Plasma Active App Store Notes
Aaron J. Seigo
aseigo at kde.org
Tue Mar 13 14:17:09 UTC 2012
hi..,.
let me start off by making a few things perfectly clear:
* the adds-on app (which is quite specifically not an "app store") as well as
the server-side infrastructure is being developed due to needs that arose from
our tablet project. it is not as yet in any way determined to be a part of
Plasma Active. that is something that the community as a whole will have to
decide on once we go public with it. we'd be overjoyed if that was the result,
but i have no expectations that this *must* be the outcome.

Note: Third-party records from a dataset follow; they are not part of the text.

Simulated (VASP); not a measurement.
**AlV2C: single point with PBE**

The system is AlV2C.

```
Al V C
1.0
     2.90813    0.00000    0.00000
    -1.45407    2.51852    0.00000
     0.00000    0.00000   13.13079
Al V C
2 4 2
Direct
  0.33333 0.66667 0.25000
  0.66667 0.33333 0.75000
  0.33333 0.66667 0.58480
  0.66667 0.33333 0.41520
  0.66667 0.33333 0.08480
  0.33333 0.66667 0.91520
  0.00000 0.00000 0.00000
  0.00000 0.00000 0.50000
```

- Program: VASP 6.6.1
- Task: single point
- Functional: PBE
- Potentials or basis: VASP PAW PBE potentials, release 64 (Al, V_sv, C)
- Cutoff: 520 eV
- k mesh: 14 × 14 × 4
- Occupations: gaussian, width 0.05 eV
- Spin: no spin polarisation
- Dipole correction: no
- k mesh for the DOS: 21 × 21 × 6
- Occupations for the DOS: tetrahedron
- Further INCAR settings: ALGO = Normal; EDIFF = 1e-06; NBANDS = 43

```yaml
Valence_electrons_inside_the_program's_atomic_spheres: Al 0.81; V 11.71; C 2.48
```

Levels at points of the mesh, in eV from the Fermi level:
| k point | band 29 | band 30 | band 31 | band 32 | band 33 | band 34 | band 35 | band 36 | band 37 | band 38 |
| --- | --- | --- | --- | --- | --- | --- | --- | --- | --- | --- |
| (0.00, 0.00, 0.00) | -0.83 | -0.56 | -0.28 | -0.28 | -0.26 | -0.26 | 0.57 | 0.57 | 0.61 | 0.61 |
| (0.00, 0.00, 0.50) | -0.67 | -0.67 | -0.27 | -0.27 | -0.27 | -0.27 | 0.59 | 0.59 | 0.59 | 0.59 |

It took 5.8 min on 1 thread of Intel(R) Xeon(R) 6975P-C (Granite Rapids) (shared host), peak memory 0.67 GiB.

* nobody else is working on something quite like this. i've spoken with the
appsformeego people, i've been (obviously ;) watching the Plasma Active
development community and i have followed what those ranging from NetrunnerOS
to kde-apps.org have been doing. lacking a useful solution, we stepped up, if
quietly. i openly shared my thoughts, which this project has been based on,
with others as far back as two akademies ago, including with the maintainer of
OCS, and i got very little interest in return (and in one case open hostility,
which was quite confusing at the time). if there was lots of interesting
development around this topic, i'd understand the confusion around someone
quietly developing something new. that isn't the case, however.
* it will be free software and it will be developed with the larger community.
On Sunday, March 11, 2012 16:06:25 Laszlo Papp wrote:
> 1) I have tried to understand all the bits behind the App Store, and
> my realization from around two years experience in the mobile field
> was that this was one of the services for which we worked on the Open
> Collaboration Services Standard [1]. It was designed with this use
> case in mind, and is already used for very similar use cases, like the
while OCS is nice for a common bit of sharing glue, OCS is not particularly
well designed for our needs. it carries quite a bit of social media type
features that are not irrelevant to our goals, which extend beyond "show a
list of centrally managed packages".
additionally, it lacks simple features like update checking, uses XML which is
not a great fit for our tools (or the modern web imho) and has community
leadership that has proven itself to be open to adoption but not participation
(at least not particpation by me :).
that said, i think it's an exellent means to federate data between different
app storage centers which already use OCS. we currently federate data from
project gutenberg and it is on my todo list to similarly develop an OCS layer.
perhaps someone from the community at large would be interested in doing this
once the code and project is made public.
> the server, developed by Aaron, established a "custom protocol" for
> communication between the server and client, based on json. I was
> wondering if any consideration was given to OCS for this ?
since i've written code that implements OCS in the past (e.g. synchrotron but
also in kde's ghns), i hope the answer to this is obvious ;)
> I have not
> seen any discussions on the OCS mailing list about the drawbacks of
> OCS for this task, if any.
i'm not a big fan of telling others why their project isn't a good fit when
there is no realistic possibility of it being a good fit. what point would
there be in doing this, other than to simply spread negative energy? i mean,
the email would essentially have been "OCS is not what we need. kthxbye."
> 2) My other (personal) opinion is about how the development has been
> happening. I may be wrong about this, but my impression from the
> sprint was that it happens behind the scenes.
that is correct, but it will be released as free software and open for general
participation.
> Is this for a business reason?
it's because we wanted to have something to show before we go public, because
we started working on it before we could talk publicly about the tablet
project and because we don't particularly have the resources to justify our
technical decisions to everyone who comes along.
we needed to be able to roll out with something that essentially works in a
reasonable period of time.
> It means that both the Open Governance and closed Business
> models are present.
i've developed several pieces of software in private, including with friends,
and only shared the result after i got it basically working. you can make the
same accusation about Synchrotron, which uses OCS, in fact. there's just no
point in releasing something that doesn't work at all, so i think you're
reading too much into this.
> I am not saying this is wrong, just curious since
> I find the Plasma Active project promising in general. It would be
> much easier to provide feedback and suggestions and gain contributors
> in this early phase. I am just afraid that once it is out, it will be
> hard to change certain issues, and can slow down the process as a
> result of losing some potential participants.
i appreciate your concerns. i don't agree, however, with your conclusions :)
note that in future, we will (if successful) innevitably work with various
companies who will quietly work on projects and only release them once they
are confident that the intended product will ship. it would be nice to make
this a welcoming place for such efforts, one that appreciates gifts of Free
software, rather than one that criticizes when something is shared.